Skip to content

Core Concepts

This page explains the key concepts and design patterns used in biodbs.

Architecture Overview

biodbs follows a layered architecture:

┌──────────────────────────────────────────────────────────────────────┐
│                          User Interface                               │
│   biodbs.fetch  │  biodbs.translate  │  biodbs.analysis │ biodbs.graph │
├──────────────────────────────────────────────────────────────────────┤
│                     Convenience Functions                             │
│           uniprot_get_entry(), translate_gene_ids()                  │
├──────────────────────────────────────────────────────────────────────┤
│                       Fetcher Classes                                 │
│       UniProt_Fetcher, PubChem_Fetcher, Ensembl_Fetcher              │
├──────────────────────────────────────────────────────────────────────┤
│                      Data Models (Pydantic)                           │
│           UniProtEntry, CompoundData, GeneData                       │
├──────────────────────────────────────────────────────────────────────┤
│                 Rate Limiting & Retry Logic                           │
│                     request_with_retry()                              │
└──────────────────────────────────────────────────────────────────────┘

Fetcher Classes vs Convenience Functions

biodbs provides two ways to access each database:

Simple, stateless functions for common operations. See the full list in the Fetch API Reference.

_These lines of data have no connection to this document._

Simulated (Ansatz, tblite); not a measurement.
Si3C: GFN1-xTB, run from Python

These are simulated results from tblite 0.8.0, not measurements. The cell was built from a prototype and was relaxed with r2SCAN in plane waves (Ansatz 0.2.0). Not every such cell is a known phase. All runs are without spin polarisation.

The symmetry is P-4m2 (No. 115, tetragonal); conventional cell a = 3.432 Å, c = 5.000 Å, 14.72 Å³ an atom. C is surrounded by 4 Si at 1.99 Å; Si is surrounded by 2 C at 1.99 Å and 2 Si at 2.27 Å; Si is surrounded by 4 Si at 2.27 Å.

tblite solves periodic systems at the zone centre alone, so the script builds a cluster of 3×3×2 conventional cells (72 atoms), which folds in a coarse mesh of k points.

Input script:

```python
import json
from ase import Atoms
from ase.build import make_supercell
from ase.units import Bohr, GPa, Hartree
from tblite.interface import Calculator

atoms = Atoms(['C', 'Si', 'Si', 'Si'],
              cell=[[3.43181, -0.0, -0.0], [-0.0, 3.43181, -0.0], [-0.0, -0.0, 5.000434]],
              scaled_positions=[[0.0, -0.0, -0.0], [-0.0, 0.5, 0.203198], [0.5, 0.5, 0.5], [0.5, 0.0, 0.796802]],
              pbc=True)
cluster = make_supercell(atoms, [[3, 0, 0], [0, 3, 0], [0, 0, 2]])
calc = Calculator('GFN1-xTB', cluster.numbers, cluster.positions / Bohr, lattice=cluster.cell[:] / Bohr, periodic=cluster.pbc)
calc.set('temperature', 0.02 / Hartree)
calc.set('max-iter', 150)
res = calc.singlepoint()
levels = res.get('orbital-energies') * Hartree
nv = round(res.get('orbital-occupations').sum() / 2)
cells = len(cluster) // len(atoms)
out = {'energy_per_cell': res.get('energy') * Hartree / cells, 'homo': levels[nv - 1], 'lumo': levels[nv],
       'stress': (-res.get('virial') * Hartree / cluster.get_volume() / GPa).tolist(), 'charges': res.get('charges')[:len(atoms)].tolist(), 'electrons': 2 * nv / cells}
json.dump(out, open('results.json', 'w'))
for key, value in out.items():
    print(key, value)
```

from biodbs.fetch import uniprot_get_entry, uniprot_search

# Simple and direct
entry = uniprot_get_entry("P04637")
results = uniprot_search("gene:TP53 AND organism_id:9606")

Fetcher Classes

Object-oriented interface for more control. See all available fetcher classes in the Fetch API Reference:

from biodbs.fetch.uniprot import UniProt_Fetcher

# Create fetcher instance
fetcher = UniProt_Fetcher()

# Use methods
entry = fetcher.get_entry("P04637")
results = fetcher.search_by_gene("TP53", organism=9606)

# Batch operations with rate limiting
mapping = fetcher.gene_to_uniprot(["TP53", "BRCA1", "EGFR"])

Data Containers

All fetch operations return typed data containers that provide:

Common Methods

# Get raw results
data.results          # List of result objects

# Convert to different formats
data.as_dict()        # List of dictionaries
data.as_dataframe()   # pandas DataFrame
data.as_dataframe(engine="polars")  # Polars DataFrame

# Metadata
len(data)             # Number of results
data.summary()        # Text summary

Database-Specific Methods

Each data container has specialized methods:

# UniProtFetchedData
data.get_accessions()
data.get_gene_names()
data.get_sequences()
data.filter_reviewed()
data.to_fasta()

# PubChemFetchedData
data.get_cids()
data.get_smiles()
data.get_properties()

Rate Limiting

biodbs automatically handles rate limiting for all APIs:

from biodbs.fetch._rate_limit import get_rate_limiter

# View current rate limits
limiter = get_rate_limiter()
print(limiter.get_rate("rest.uniprot.org"))  # 10 requests/sec

Per-Database Limits

Database Rate Limit Notes
UniProt 10 req/s Generous for programmatic access
PubChem 5 req/s Throttled for heavy usage
Ensembl 15 req/s Higher for registered users
NCBI 3-10 req/s Depends on API key
ChEMBL 10 req/s
KEGG 10 req/s

Error Handling

biodbs uses standard Python exceptions:

from biodbs.fetch import uniprot_get_entry

try:
    entry = uniprot_get_entry("INVALID_ID")
except ConnectionError as e:
    print(f"API error: {e}")
except ValueError as e:
    print(f"Invalid input: {e}")

Automatic Retries

API calls automatically retry on transient failures:

  • 429 Too Many Requests - Waits and retries with backoff
  • 500-504 Server Errors - Retries up to 3 times
  • Timeouts - Retries with increased timeout

Pydantic Models

All data is validated using Pydantic models:

from biodbs.data.uniprot import UniProtEntry

# Models provide type hints and validation
entry: UniProtEntry = data.entries[0]

# Access properties
print(entry.primaryAccession)  # str
print(entry.gene_name)         # Optional[str]
print(entry.tax_id)            # Optional[int]

# Models are serializable
entry.model_dump()             # Dict
entry.model_dump_json()        # JSON string

Batch Processing

For large queries, use batch methods available on the Fetcher classes:

from biodbs.fetch.uniprot import UniProt_Fetcher

fetcher = UniProt_Fetcher()

# Batch retrieval (uses search with OR query)
entries = fetcher.get_entries(["P04637", "P00533", "P38398", ...])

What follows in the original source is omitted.